By PAUL PANCKHURST
Plastics manufacturer Vertex started to claw back some credibility yesterday after the profit warning that shattered its share price 12 weeks ago.
The company came in with a result for the six months to September 30 that was consistent with the revised forecasts of its September 4 warning.
It said it expected to meet the revised full-year forecast for earnings before interest and tax of $10.1 million.
It was also sticking with plans for a fully imputed dividend of 14.2 for the year. The company's interim dividend is 6.1c.
Vertex makes ice cream tubs, industrial containers, foam food trays, and parts for drench guns - among other things.
The market savaged the company after it issued a profit warning only 9 1/2 weeks after its $61 million float.
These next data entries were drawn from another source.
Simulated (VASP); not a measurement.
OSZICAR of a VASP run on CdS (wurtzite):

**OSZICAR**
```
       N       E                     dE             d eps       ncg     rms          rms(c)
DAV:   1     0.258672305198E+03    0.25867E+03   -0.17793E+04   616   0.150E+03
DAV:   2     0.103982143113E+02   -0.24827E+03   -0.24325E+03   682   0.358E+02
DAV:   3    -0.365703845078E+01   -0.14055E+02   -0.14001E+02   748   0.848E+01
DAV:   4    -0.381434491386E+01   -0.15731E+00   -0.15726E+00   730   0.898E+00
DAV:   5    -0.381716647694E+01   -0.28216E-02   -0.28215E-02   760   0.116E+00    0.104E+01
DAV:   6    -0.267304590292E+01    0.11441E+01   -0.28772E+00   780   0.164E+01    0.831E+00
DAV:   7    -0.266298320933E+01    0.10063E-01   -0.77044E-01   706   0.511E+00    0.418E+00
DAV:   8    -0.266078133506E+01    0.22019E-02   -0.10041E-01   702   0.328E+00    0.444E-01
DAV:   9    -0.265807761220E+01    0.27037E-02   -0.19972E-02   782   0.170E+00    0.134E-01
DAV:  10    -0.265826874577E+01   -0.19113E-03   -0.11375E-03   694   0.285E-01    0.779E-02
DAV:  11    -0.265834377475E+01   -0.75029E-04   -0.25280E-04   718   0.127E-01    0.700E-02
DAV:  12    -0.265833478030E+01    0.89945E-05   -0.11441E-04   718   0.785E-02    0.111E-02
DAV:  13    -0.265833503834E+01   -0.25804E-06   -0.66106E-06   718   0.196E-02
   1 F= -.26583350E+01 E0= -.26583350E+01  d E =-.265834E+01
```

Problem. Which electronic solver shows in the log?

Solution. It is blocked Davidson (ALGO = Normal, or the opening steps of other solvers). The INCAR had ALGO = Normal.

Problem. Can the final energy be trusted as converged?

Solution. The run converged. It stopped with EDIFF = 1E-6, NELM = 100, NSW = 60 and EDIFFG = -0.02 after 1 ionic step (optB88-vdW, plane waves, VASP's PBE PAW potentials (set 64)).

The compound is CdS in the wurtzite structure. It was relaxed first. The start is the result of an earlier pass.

Its share price fell by 25 per cent to $1.38.
The Securities Commission and the Stock Exchange's market surveillance panel are investigating.
Macquarie Equities senior analyst Arthur Lim said yesterday's result "stabilised the situation" for Vertex in the aftermath of its profit warning.
He said the appointment to the board of the experienced Sandy Maier - best known as the one-time statutory manager of the DFC - was "probably pretty positive".
Maier takes the spot vacated by Doug McKay, newly appointed as chief executive of the Sealord Group.
Forsyth Barr equity analyst John Cairns described yesterday's figures as the first stage in re-establishing the company's credibility.
Vertex reported a net profit after tax of $1.7 million, up 19 per cent on the same period last year.
Earnings before interest and tax were $4.6 million - down 12 per cent on the forecast in the prospectus but in line with the revised figure.
Sales of $41.9 million were down 9 per cent on the prospectus but, likewise, in line with the revised figure.
Vertex has two parts.
The established core of the business makes industrial containers, household containers, dairy food packaging and food trays, and accounts for most revenue.
The newer and smaller side of the business is made up of its two growth prospects - an injection moulding business called Technical Injection and a meat packaging business called Securefresh.
The result shows the core business fell short of the prospectus forecast for sales by 6 per cent, or $2.4 million, and the growth side of Vertex was under by 30 per cent, or $2 million.
That detail helps to clear up some fuzziness, since the profit warning did not refer to the decline in expected revenue for the core business, leaving the impression that the growth side of the business bore all the blame.
Vertex shares closed yesterday at $1.36.